Lottery Probabilities With Supplementary Numbers

[JamesV]

Hi All,

I'm trying to figure out the probability of winning the lotto. 8 numbers are drawn between 1 and 45. The first six are 'winning' numbers, the last two are the 'supplementary' numbers. To win division 1, you need to get all six winning numbers right:

\binom {45}6 = 8145060

Hence, the probability of winning division 1 is the inverse of that, or 1.23E-7.

To win division 3, you need to get 5 of the six winning numbers right. Now, from their website I know the odds of winning division 5 is 1/36689, which is the same as 222 / 8145060. I can come up with the 222 by:

\binom {6}5 \times \binom {45-8}1= 222


Now, that gives me the right answer, but I can't really work out why. If I apply the same formula to division 4, which requires 4 of the six winning numbers, I get the wrong answer:

\binom {6}4 \times \binom {45-8}2= 9990

But I can get the right answer by:

\binom {6}4 \times \binom {45-6}2= 11115

I know what the probabilities are (from the website), but cannot understand how they came up with them, or why they're inconsistent between division 3 and 4. Can anyone help?

Cheers,
James

 

[phinds]

I'm trying to figure out the probability of winning the lotto.

Small. Really, really, small.

 

[JamesV]

True, but hardly satisfies my mathematical curiosity.

 

[micromass]

The chance on winning the lottery is the same as saying that you need to find WannabeNewton in New York City. You go to New York City and you go to a random house and you knock on the door, and he answers.

 

[JamesV]

So no good ideas then?

 

[Office_Shredder]

The website mentions some supplementary numbers but for the life of me I can't find a basic description of what they are, so I assume that changes the odds somewhat.

If those weren't around, then the number of ways to pick 5 winning numbers should be (6 choose 5), pick 5 winning numbers to select, *( 45-6 choose 1), pick one non-winning number to select. The number of ways to pick 4 winning numbers would be (6 choose 4)*(45-6 choose 2)

If the supplementary numbers are just two extra numbers they draw, then to pick 5 winning numbers but no supplementary numbers you would have (6 choose 5) ways of picking your winning numbers, then (45-8 choose 1) ways of picking your non winning, non supplementary number. Since there's no distinction between 4 winning numbers and 4 winning numbers plus supplementary numbers in the rules, the number of ways to pick 4 winning numbers is still (6 choose 4)*(45-6 choose 2)

 

[JamesV]

I think they're just two extra numbers they pull out afterwards from the same pool of numbers.

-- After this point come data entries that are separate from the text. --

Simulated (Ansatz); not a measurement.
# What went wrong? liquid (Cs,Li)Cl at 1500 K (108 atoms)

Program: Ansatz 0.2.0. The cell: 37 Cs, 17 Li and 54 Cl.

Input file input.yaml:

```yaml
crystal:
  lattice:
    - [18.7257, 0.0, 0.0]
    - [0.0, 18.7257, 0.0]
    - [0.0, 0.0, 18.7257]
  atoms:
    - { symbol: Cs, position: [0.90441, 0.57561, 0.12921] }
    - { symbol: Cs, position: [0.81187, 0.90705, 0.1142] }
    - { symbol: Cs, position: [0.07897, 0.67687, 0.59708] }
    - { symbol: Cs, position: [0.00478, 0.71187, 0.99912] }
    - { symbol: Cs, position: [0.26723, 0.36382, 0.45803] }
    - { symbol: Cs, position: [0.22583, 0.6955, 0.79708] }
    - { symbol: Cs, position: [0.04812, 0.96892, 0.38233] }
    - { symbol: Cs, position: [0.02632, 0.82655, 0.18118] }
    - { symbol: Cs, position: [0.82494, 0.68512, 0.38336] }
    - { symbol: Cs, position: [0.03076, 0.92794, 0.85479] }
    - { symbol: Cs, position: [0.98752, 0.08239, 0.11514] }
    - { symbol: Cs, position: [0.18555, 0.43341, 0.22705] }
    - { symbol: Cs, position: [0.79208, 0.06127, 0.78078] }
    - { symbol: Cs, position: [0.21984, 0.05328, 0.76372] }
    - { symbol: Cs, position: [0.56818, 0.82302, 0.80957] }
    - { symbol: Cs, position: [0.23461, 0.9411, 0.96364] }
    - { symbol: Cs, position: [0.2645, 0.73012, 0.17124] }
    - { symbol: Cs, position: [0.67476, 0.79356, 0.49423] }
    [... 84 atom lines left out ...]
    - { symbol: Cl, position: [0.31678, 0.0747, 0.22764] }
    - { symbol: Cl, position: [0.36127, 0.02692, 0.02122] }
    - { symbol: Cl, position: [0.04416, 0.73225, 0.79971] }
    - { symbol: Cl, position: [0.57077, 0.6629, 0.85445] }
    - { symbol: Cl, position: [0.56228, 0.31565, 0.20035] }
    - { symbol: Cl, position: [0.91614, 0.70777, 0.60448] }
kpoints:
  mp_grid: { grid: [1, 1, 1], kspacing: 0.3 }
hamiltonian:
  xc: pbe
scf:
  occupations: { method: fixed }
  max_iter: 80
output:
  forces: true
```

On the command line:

Why, in the first case, is it (45-6 choose 1)? I understand the 45 is the number of options each ball could be, but what's the 6?

 

[Office_Shredder]

6 is the winning numbers, which you can't pick if you are picking a non-winning number.

 

[haruspex]

The reason for the apparent inconsistency is here:
2 5 winning numbers + 1 or 2 supplementary numbers
3 5 winning numbers
4 4 winning numbers
With 5 winning numbers and either supplementary you would score div 2, so the correct definition of div 3 is 5 winning and no supplementary. There isn't a division for 4 winning plus some supplementary.